The life sciences and energy followed closely behind, with 11 percent of respondents from these categories planning to launch a new captive or PCC.

Aon said it was “surprised” that there were no organisations in the printing and publishing or restaurant sectors that reported to have a captive, or that plan to have one in the next three years.

“This probably reflects the fact that most participants are smaller companies. In our captive business, we have seen captive usage in these segments, particularly in restaurants.”

Property damage and business interruption and general liability continue to be the most popular lines underwritten in captives, and the largest lines underwritten, in all regions. However, lower down the list some regional differences emerged.

Workers’ compensation, auto liability and professional liability ranked highly for organisations in North America, while companies in Europe showed they are more concerned with product liability.

There has been an increase in the use of captives to underwrite cyber or network liability, employee benefits, and credit and warranty.

While 12 percent of respondents currently use a captive to underwrite cyber or network coverage, 23 percent said they plan to do so in the future.

Equally, 10 percent currently use a captive to underwrite employee benefits, and 20 percent plan to in the future, while credit and trade underwriting is expected to rise from 10 to 18 percent and warranty underwriting is expected to increase from 2 percent to 7 percent.

Mullen explains that cyber will continue to be a popular line to be considered for your captive.

He says: “The risk transfer market for cyber risk has been expanding rapidly and is expected to continue this expansion and as a corollary of this, clients will be looking to consider pre-funding their retention in a captive.”

“What will also help here is the continuous improvement in risk assessment strategies in the cyber space as well as an increase in awareness of cyber risk at board level. In terms of other lines, based on the survey we expect to see an increase in credit, warranty and employee benefits.”

Mullen suggests that the increase in warranty business could prove to be an ideal line for captives given its low volatility, profitability and as a source of third-party business.

He adds that the continued interest from multinationals in reinsuring their employee benefit programmes in captives is driven by the need “to reduce expenses, retain cash flow inside the organisation, align risk retention with group risk appetite, and gaining greater transparency of the programme data”.

Strategically speaking

Captives, for most organisations, lie at the core of their risk management strategies. Aon found that the use of captives as a strategic risk management tool has increased significantly from 18 percent in 2013 to 37 percent in 2017.

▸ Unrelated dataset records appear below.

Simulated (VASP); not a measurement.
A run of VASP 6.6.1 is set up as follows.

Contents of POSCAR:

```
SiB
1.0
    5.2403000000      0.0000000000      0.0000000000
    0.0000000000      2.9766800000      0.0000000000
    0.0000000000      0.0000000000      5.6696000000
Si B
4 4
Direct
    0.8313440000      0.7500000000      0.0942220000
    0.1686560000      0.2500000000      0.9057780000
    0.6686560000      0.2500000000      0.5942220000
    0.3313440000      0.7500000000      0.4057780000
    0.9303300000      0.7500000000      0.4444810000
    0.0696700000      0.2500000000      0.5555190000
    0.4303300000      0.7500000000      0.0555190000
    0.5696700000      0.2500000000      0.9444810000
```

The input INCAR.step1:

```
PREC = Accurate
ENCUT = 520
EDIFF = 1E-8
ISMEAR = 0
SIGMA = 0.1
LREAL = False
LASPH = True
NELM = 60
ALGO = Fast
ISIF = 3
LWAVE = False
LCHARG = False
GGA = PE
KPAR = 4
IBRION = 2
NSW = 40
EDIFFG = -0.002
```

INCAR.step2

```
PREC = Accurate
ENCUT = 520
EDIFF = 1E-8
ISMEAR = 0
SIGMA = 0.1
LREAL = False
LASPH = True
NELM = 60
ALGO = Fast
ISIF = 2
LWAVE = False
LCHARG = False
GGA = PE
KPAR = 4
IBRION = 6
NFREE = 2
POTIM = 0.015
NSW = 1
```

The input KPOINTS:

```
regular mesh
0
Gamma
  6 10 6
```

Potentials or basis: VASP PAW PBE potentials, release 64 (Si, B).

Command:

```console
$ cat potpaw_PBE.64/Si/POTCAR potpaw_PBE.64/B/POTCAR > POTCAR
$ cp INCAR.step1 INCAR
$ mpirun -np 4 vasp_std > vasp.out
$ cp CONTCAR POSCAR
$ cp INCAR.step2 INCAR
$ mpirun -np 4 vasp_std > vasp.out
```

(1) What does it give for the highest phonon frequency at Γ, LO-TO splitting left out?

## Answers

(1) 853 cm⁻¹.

The increase is underpinned by a number of factors, including increased volatility to the risk landscape, the ease of operating on a multinational level, organisations becoming more scientific in the assessment and quantification of risk, and finally, for organisations that measure total cost of risk, the captive serves as an excellent mechanism to collect auditable risk management data.

The percentage of companies using captives for tax optimisation has increased from four to six. Aon noted that over the past five years, this has been a growing trend in the US, where companies form smaller captives and file under section 831(b) of the US tax code.

Regionally, results showed that 44 percent of North American companies form captives for strategic purposes, while owners from the Asia Pacific region rank cost efficiencies as the most common reason for forming a captive.

In Latin America, using captives as a strategic risk management tool is the number one reason at 42 percent, followed by cost efficiencies at 32 percent.

“Based on our experiences, captives are used more strategically in regions where there is a higher level of risk management maturity and the driving factors often vary with company size,” Aon reported.

“Larger companies use captives in more strategic ways while smaller companies tend to focus on reducing insurance premiums and controlling insurance programme costs.”

Looking ahead

Mullen expects to see continued growth in the US market over the next five years, while outside of the US, there will be some growth but this will not be material relative the growth in the US.

He says: “Captive managers will need to invest in processes and systems to help mitigate the burden on regulation on their clients and multinational clients will reorganise their captive operations to be base erosion and profit shifting compliant.”

“In a broader sense changes in demographics, economics and geopolitics, coupled with the impact rapidly changing technology will continue to impact clients risk profiles, creating a need in the risk management community to be constantly looking to identify new risks and the interconnectivity of known risks.”

Where the insurance market cannot keep pace with these emerging risks and patterns of connectivity, captives can be used to help incubate risks, collect data, affect behaviour and plug coverage gaps.